From: Ming Lei <ming.lei@redhat.com>
To: Uday Shankar <ushankar@purestorage.com>
Cc: Jens Axboe <axboe@kernel.dk>, linux-block@vger.kernel.org
Subject: Re: [PATCH] ublk: decouple hctx and ublk server threads
Date: Tue, 8 Oct 2024 09:47:39 +0800 [thread overview]
Message-ID: <ZwSPO4b6rccVVx-H@fedora> (raw)
In-Reply-To: <ZwQ7cQPSiUlmEGZc@dev-ushankar.dev.purestorage.com>
On Mon, Oct 07, 2024 at 01:50:09PM -0600, Uday Shankar wrote:
> On Sun, Oct 06, 2024 at 05:20:05PM +0800, Ming Lei wrote:
> > On Wed, Oct 02, 2024 at 04:44:37PM -0600, Uday Shankar wrote:
> > > Currently, ublk_drv associates to each hardware queue (hctx) a unique
> > > task (called the queue's ubq_daemon) which is allowed to issue
> > > COMMIT_AND_FETCH commands against the hctx. If any other task attempts
> > > to do so, the command fails immediately with EINVAL. When considered
> > > together with the block layer architecture, the result is that for each
> > > CPU C on the system, there is a unique ublk server thread which is
> > > allowed to handle I/O submitted on CPU C. This can lead to suboptimal
> > > performance under imbalanced load generation. For an extreme example,
> > > suppose all the load is generated on CPUs mapping to a single ublk
> > > server thread. Then that thread may be fully utilized and become the
> > > bottleneck in the system, while other ublk server threads are totally
> > > idle.
> >
> > I am wondering why the problem can't be avoided by setting ublk server's
> > thread affinity manually.
>
> I don't think the ublk server thread CPU affinity has any effect here.
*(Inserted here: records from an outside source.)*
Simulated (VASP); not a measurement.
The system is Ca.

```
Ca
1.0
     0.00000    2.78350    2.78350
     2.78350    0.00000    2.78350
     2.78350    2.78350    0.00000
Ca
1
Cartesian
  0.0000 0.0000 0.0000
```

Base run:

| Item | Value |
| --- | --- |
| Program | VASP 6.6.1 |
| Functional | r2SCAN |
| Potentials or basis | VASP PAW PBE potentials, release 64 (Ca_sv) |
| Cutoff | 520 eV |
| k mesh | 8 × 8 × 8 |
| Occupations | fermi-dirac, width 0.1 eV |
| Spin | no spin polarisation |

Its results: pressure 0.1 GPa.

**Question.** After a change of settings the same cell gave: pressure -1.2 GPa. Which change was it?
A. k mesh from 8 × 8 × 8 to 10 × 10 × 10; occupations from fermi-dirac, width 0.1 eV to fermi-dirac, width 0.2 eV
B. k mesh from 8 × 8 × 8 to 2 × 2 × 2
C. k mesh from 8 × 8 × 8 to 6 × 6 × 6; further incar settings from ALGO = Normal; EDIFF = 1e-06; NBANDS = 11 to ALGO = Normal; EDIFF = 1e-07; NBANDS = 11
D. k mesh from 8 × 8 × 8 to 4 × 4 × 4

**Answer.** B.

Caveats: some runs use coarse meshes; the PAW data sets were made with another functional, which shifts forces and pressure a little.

> Assuming that the ublk server threads do not pass I/Os between
> themselves to balance the load, each ublk server thread must handle all
> the I/O issued to its associated hctx, and each thread is limited by how
> much CPU it can get. Since threads are the unit of parallelism, one
> thread can make use of at most one CPU, regardless of the affinity of
> the thread. And this can become a bottleneck.
If ublk server may be saturated, there is at least two choices:
- increase nr_hw_queues, so each ublk server thread can handle IOs from
less CPUs
- let ublk server focus on submitting UBLK_IO_COMMIT_AND_FETCH_REQ
uring_cmd, and moving actual IO handling into new worker thread if ublk
server becomes saturated, and the communication can be done with eventfd,
please see example in:
https://github.com/ublk-org/ublksrv/blob/master/demo_event.c
>
> > > be balanced across all ublk server threads by having the threads fetch
> > > I/Os for the same QID in a round robin manner. For example, in a system
> > > with 4 ublk server threads, 2 hctxs, and a queue depth of 4, the threads
> > > could issue fetch requests as follows (where each entry is of the form
> > > qid, tag):
> > >
> > > poller thread: T0 T1 T2 T3
> > > 0,0 0,1 0,2 0,3
> > > 1,3 1,0 1,1 1,2
> >
> > How many ublk devices there are? If it is 1, just wondering why you use
> > 4 threads? Usually one thread is enough to drive one queue, and the
> > actually io command handling can be moved to new work thread if the queue
> > thread is saturated.
>
> This is just a small example to demonstrate the idea, not necessarily a
> realistic one.
OK, but I'd suggest to share examples closing to reality, then we can
just focus on problems in real cases.
>
> > > -static inline void ublk_forward_io_cmds(struct ublk_queue *ubq,
> > > - unsigned issue_flags)
> > > -{
> > > - struct llist_node *io_cmds = llist_del_all(&ubq->io_cmds);
> > > - struct ublk_rq_data *data, *tmp;
> > > -
> > > - io_cmds = llist_reverse_order(io_cmds);
> > > - llist_for_each_entry_safe(data, tmp, io_cmds, node)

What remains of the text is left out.